Periodic Reporting for period 1 - SMART (Soft, Self-responsive, Smart MAterials for RoboTs)
Reporting period: 2020-03-01 to 2022-02-28
The overall objective of the SMART project is to train 15 Early Stage Researchers (ESRs) with a training through research in the fields of soft robotics with innovative smart materials having self-healing, sensing and actuation properties.
In this field of soft robotics, the following problems have been identified:
1: Robotic systems are typically dimensioned to be able to withstand occasional extreme loads, instead of being designed based on their performance tasks. This over-dimensioning, resulting in heavy and oversized robotic systems, is a first problem that is being addressed. A lighter and more compact system is needed.
2: Robotic designs become more complex as their tasks and performance become ever more complicated and demanding. The composing parts and components in such complex robotic systems become less accessible for maintenance. When a component fails, large parts of the robotic system have to be disassembled in order to replace it, which is a very costly and time-consuming intervention done by specialists.
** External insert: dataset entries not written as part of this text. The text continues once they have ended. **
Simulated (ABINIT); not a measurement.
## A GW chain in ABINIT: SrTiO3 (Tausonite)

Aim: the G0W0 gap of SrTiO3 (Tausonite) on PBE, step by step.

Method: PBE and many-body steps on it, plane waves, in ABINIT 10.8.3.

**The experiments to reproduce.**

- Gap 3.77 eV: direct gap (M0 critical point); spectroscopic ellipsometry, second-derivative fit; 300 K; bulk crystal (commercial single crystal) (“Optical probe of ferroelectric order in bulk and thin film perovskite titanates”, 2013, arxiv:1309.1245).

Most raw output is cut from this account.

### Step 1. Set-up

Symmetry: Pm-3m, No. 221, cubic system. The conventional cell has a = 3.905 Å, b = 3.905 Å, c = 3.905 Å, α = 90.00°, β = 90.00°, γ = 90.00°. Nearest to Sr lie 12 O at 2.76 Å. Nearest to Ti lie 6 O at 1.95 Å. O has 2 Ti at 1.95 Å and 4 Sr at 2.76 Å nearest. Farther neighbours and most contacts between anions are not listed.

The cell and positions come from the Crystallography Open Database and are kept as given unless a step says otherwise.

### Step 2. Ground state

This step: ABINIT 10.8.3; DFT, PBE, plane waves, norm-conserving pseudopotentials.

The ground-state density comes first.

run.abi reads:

3: Animals exploit soft structures to move in complex environments. These capabilities have inspired robotic engineers to incorporate soft technologies into actuator designs, and led to the development of smart actuators. Standard control schemes are not suitable for soft robots due to the inherent deformability of the material. This makes the derivation of accurate and tractable dynamic models and their control principles challenging and innovative solutions have to be developed.
4: Smart materials with sensing, actuation and self-healing capabilities provide the necessary tools to overcome or mitigate the previous problems. However, these smart materials are still in full development. Preliminary experiments proved that producing robotic parts with smart materials is feasible, but dedicated materials are missing.
5: Robotics can provide an innovative breakthrough in materials science by lifting smart materials into fully functional smart systems. This full integration is still not a reality and further breakthroughs are needed.
The overall long-term research objective of the SMART project is the ambitious breakthrough to develop a material-oriented solution for smart soft structures. By integrating engineered functional materials, we are developing soft robotic systems to sense, actuate and heal damages so the soft robot can interact with a dynamic and unknown environment while being able to self-heal incurred damage due to fatigue, overloading, and sharp objects present in the environment or by human contact.
This aim can be divided into 3 specific research objectives (RO):
RO.1: Development, characterization and tuning of stimuli-responsive materials with smart, adaptive and self-healing properties for industrial and commercial applications, designed using greener chemistries and for dedicated, user-defined properties and functionalities.
RO.2: Development and optimization of manufacturing processes for complex geometries and intelligent design. Development of smart actuator/sensor systems with dedicated smart control and response system through artificial intelligence and machine learning techniques.
RO.3: Development of fully autonomous smart soft robotic demonstrators and derived applications.
In this field of soft robotics, the following problems have been identified:
1: Robotic systems are typically dimensioned to be able to withstand occasional extreme loads, instead of being designed based on their performance tasks. This over-dimensioning, resulting in heavy and oversized robotic systems, is a first problem that is being addressed. A lighter and more compact system is needed.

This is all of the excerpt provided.